Belize

Last Updated: 12 August 2014

Cluster Munition Ban Policy

Policy

Belize has not yet acceded to the Convention on Cluster Munitions. It remains the only country in Central America that has not joined the ban convention.

Belize participated in its first meeting on cluster munitions in December 2013, when it attended a regional workshop, but its representative did not make any statements at the meeting.[1] Previously, in 2010, Belize informed the Monitor that it was “considering the feasibility” of joining the convention.[2]

Belize participated in the Oslo Process that created the convention and sought a strong treaty text.[3] At the conclusion of the Dublin negotiations, Belize joined in the consensus adoption of the Convention on Cluster Munitions, which it said would be forwarded to the capital with the “strongest recommendation for its adoption and endorsement.”[4]

Belize did not attend the Convention on Cluster Munitions Signing Conference in Oslo in December 2008 or any subsequent meetings of the convention, such as the Fourth Meeting of States Parties in Lusaka in September 2013. In December 2013, Belize participated in its first meeting on cluster munitions when it attended a regional workshop in Santiago, Chile and endorsed a declaration committing to join efforts that permit the early establishment of a cluster munitions-free zone in Latin America and the Caribbean.[5]

Belize has voted in favor of UN General Assembly (UNGA) resolutions condemning Syria’s cluster munition use, including Resolution 68/182 on 18 December 2013, which expressed “outrage” at “continued widespread and systematic gross violations of human rights…including those involving the use of…cluster munitions.”[6]

Belize is party to the Mine Ban Treaty. It has not joined the Convention on Conventional Weapons.

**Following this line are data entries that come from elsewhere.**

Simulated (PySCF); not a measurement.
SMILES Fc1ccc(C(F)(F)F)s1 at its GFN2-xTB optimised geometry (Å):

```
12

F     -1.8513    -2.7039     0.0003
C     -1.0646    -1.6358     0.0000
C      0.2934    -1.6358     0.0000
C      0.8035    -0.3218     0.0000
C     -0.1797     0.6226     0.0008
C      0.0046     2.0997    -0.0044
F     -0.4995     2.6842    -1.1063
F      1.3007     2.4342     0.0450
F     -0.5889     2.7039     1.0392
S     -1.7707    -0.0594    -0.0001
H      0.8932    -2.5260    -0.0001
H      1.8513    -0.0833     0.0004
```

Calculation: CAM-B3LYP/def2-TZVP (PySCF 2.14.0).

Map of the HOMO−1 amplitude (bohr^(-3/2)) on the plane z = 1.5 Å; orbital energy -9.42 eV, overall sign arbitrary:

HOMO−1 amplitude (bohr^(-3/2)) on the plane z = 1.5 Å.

Use, production, transfer, and stockpiling

Belize has stated that is has never used, produced, transferred, or stockpiled cluster munitions.[7]



[1] The representative was Lt. Col. James Requena from the Belize Defence Force, who serves as the country’s OPCW focal point. See List of Participants, Santiago Workshop on Cluster Munitions, 12–13 December 2013.

[2] Letter FA/UN/32/10 (2) from Nyasha Laing, Legal Officer for Chief Executive Officer, Ministry of Foreign Affairs and Foreign Trade, 25 March 2010.

[3] For more information, see ICBL, Cluster Munition Monitor 2010 (Ottawa: Mines Action Canada, October 2010), p. 198.

[4] Summary Record of the Committee of the Whole, Sixteenth Session: 28 May 2008, Dublin Diplomatic Conference, CCM/CW/SR/16, 18 June 2008.

[5]Santiago Declaration: Toward the early establishment of a Cluster Munitions Free Zone in Latin America and the Caribbean,” presented to the Conference by Christian Guillermet, Deputy Permanent Representative of Costa Rica to the UN in Geneva, in Santiago, 13 December 2013.

[6]Situation of human rights in the Syrian Arab Republic,” UNGA Resolution 68/182, 18 December 2013. Belize voted in support of a similar resolution on 15 May 2013.

[7] Letter FA/UN/32/10 (2) from Nyasha Laing, Ministry of Foreign Affairs and Foreign Trade, 25 March 2010.